Warren Buffett, the CEO of Berkshire Hathaway (NYSE: BRK.A), recently reaffirmed his opposition to Bitcoin (BTC), stating that it lacks any intrinsic value and that he thus cannot invest in the cryptocurrency.
Interestingly, the flagship digital currency’s price, when Buffett initially referred to it as ‘rat poison’ on May 5, 2018, during the Berkshire Hathaway 2018 annual shareholder meeting, was priced at $9,500. Now, with the price of Bitcoin trading at $38,814, as Buffett claimed he would not purchase all of it for $25, BTC’s value rose by 308.56%.
“Now if you told me you own all of the bitcoin in the world and you offered it to me for $25 I wouldn’t take it because what would I do with it? I’d have to sell it back to you one way or another. It isn’t going to do anything.
Speaking at the Berkshire Hathaway Annual Shareholder Meeting on April 20, Buffett explained Bitcoin’s lack of tangible value by pointing out that industries such as agriculture and real estate, in contrast to Bitcoin, provide greater tangible returns.
He emphasized that even if he were to be paid the lowest possible price for all of his Bitcoin, he would most likely sell it back due to the asset’s lack of utility.
Investors opposition to Bitcoin
Meanwhile, Charlie Munger, Berkshire’s vice chairman, and long-time Buffett collaborator, said during the 2018 meeting that trading in cryptocurrencies is “just dementia.”
Munger reiterated his sentiment at the recent shareholder meeting:
“In my life, I try and avoid things that are stupid and evil and make me look bad in comparison to somebody else – and Bitcoin does all three,” Munger said.
Investors have been perplexed about how to value bitcoin for years, in part because of the fact that it has the capacity to perform a variety of roles. It has become well-established as an investment asset in Western countries, especially in the last year, since interest rates and inflation have both increased sharply. In other areas, many continue to believe that it has immense promise as a digital currency alternative.

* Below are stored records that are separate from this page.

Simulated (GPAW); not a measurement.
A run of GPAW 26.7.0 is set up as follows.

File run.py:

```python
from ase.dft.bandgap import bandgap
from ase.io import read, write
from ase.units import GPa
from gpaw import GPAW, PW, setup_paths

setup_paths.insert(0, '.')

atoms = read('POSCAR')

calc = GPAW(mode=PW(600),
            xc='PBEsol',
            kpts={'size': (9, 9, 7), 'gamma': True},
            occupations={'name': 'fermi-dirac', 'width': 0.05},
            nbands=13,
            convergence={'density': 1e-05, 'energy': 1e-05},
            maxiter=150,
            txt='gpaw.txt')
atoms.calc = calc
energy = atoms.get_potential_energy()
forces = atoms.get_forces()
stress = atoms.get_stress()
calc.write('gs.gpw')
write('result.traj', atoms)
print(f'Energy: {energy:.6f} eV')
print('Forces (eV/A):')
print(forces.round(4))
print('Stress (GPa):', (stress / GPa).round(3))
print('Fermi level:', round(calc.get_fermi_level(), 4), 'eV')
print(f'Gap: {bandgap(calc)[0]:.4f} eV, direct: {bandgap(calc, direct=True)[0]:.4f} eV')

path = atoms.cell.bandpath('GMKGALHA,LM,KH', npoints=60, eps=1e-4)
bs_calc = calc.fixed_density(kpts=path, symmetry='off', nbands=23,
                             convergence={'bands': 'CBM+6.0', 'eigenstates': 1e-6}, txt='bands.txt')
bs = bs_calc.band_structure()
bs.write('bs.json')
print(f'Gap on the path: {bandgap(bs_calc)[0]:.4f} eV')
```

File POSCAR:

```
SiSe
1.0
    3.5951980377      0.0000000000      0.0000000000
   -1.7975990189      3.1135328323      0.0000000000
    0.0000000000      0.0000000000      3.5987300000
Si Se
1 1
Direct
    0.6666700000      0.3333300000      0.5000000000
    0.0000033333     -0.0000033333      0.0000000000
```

Michael Saylor, CEO of Microstrategy, suggested that the continuous attacks on Bitcoin would act as a marketing strategy for the asset after Buffett and Munger’s recent digs.
“So I hear Warren Buffett & Charlie Munger are marketing Bitcoin again,” Saylor said.
However, despite the fact that Berkshire Hathaway’s leadership has dismissed the potential of Bitcoin, the company has just invested $1 billion in Nubank. The Brazilian bank is a pro-crypto digital institution that, via its investment arm, provides products such as the Bitcoin ETF.